# Thread: if ra\equiv rb (mod m), then a\equiv b (mod \frac{m}{gcd(r,m)})

1. ## if ra\equiv rb (mod m), then a\equiv b (mod \frac{m}{gcd(r,m)})

if $ra\equiv rb \ (\text{mod} \ m)$, then $a\equiv b \ \left(\text{mod} \ \frac{m}{gcd(r,m)}\right)$

Let $d=gcd(r,m)$
Then $d|r \ \text{and} \ d|m$

$\Rightarrow ds=r \ \text{and} \ dt=m, \ \ st,\in\mathbb{Z}$

$t=\frac{m}{gcd(r,m)}$

$m|[r(a-b)]\Rightarrow t|[r(a-b)]$

How can show t and r are coprime so t|(a-b)?

2. ## Re: if ra\equiv rb (mod m), then a\equiv b (mod \frac{m}{gcd(r,m)})

Originally Posted by dwsmith
if $ra\equiv rb \ (\text{mod} \ m)$, then $a\equiv b \ \left(\text{mod} \ \frac{m}{gcd(r,m)}\right)$

Let $d=gcd(r,m)$
Then $d|r \ \text{and} \ d|m$

$\Rightarrow ds=r \ \text{and} \ dt=m, \ \ st,\in\mathbb{Z}$

$t=\frac{m}{gcd(r,m)}$

$m|[r(a-b)]\Rightarrow t|[r(a-b)]$

How can show t and r are coprime so t|(a-b)?

$d=gcs(r,m)$
$ra\equiv rb(\mod m)$
-----------------
$d=gcd(r,m)$

From the given we can write:

(1) $r(a-b)=ra-rb=lm$, for $k\in\mathbb{Z}$.

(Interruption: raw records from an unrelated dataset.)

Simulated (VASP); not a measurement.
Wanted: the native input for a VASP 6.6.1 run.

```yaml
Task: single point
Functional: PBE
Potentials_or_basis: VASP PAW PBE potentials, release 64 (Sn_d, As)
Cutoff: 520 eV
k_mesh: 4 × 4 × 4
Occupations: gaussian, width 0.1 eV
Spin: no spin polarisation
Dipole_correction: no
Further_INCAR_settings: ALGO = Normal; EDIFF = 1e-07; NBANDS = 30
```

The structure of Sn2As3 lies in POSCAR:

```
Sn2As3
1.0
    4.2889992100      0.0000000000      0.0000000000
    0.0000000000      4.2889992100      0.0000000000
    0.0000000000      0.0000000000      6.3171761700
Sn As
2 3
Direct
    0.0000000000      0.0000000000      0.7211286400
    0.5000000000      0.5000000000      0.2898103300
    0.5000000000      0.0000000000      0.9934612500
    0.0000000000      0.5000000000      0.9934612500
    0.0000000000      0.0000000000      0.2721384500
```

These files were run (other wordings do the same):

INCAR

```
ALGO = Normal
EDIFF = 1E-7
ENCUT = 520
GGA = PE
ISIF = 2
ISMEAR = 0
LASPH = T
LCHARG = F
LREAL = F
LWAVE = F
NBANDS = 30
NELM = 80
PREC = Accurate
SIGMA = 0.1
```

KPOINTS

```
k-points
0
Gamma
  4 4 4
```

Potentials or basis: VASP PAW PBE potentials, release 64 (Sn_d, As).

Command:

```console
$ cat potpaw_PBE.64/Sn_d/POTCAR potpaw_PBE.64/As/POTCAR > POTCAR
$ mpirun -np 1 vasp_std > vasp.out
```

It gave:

d=gcd(r,m), therefor there are exist $p,q$ co-prime. so that: $m=dp$, $r=dq$, we put these in (1), and we will get:

$q(a-b)=kp$

Hence, $p|q(a-b)$ and $gcd (p,q)=1$.

Recalling the Euclid's lemma we will get: $p|(a-b)$or $a\equiv b(\mod p)$ or:

$a\equiv b(\mod \frac{m}{d})$